Wrong time for a ‘do nothing budget’

As the Finance Minister worked his way through the budget speech on Thursday it became obvious that the advance press was true and we were receiving a do nothing budget.  I had to wonder if we are living in the same country since the Canada I experience in my role as MP is defined by need, while his seems to be defined by a desire to set the Conservatives up with a surplus budget to campaign on in 2015.

In some ways this is a do nothing budget, but that is a phrase that lets the Conservatives off the hook. It ignores the jaded choices that have been made by the Finance Minister in his singular pursuit of a budget surplus.

To begin with, the budget signals the government acceptance that Canada will remain in a jobless recovery from the last recession.  What jobs we have added are mostly part-time, low paying and are no replacement for the hundreds of thousands of full time, good paying jobs that we lost.  In addition to that, the budget did away with the Small Business Hiring Credit that helped add jobs to our economy.

The budget ignored the plight of seniors who are forced to work only to have their Guaranteed Income Supplement clawed back if they make more than $3,500.  I have heard about this mean-hearted cash grab from all corners of Algoma-Manitoulin-Kapuskasing, but seniors living in poverty weren’t on the Finance Ministers radar this year.

First Nations did rate a mention in the budget, but apart from providing less cash than is needed for the Water and Wastewater Action Plan and the Aboriginal Justice Strategy, everything else was aimed for 2015 and beyond.  That won’t change a thing in chronically underfunded First Nation schools this year which is shameful.

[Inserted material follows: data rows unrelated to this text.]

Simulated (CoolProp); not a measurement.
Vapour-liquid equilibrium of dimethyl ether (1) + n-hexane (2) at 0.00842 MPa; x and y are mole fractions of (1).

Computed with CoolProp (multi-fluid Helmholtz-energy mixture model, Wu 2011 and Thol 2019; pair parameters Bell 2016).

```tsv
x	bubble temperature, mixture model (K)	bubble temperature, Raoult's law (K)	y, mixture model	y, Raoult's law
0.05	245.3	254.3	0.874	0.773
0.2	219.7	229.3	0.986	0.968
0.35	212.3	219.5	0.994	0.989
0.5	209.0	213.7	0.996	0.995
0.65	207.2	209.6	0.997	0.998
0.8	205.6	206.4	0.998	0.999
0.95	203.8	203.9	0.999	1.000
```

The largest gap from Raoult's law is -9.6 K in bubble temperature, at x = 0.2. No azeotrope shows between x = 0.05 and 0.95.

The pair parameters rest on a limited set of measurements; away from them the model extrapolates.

Consumers looking for something in the budget to reel in excessive credit card interest rates, ATM fees, or to address household debt were shut out.  Gas prices, which are always higher in Northern Ontario, did rate a mention, but the focus will be cross border disparity, not the gouging that northern or remote consumers face.  There was a re-announcement of the government’s intention to do something about pay to pay fees, but if it matches their actions on predatory pay-day lenders, it will amount to an awareness campaign – which equals more tax dollars for advertising and no action.

The forestry sector, which is so important to our regional economy, received a fraction of what was being asked for to support the Investments in Forest Industry Transformation program.  Keep in mind we have lost 30,000 forestry jobs in Ontario alone in the time that the Conservatives have been in power.   When compared to the enthusiastic support the government gives to the profitable oil and gas sector with tax breaks and subsidies, it is clear that forestry is not a priority.

What is a priority for the government is creating a surplus.  That is not creating a balanced budget, but amounts to hording.  They will use it next year to drop a  pre-election good news budget that will have been paid for by unemployed and underemployed Canadians, seniors struggling to make ends meet, First Nations’ students, and cash-strapped families all of whom were basically snubbed in the budget.  In my books that’s doing something after all.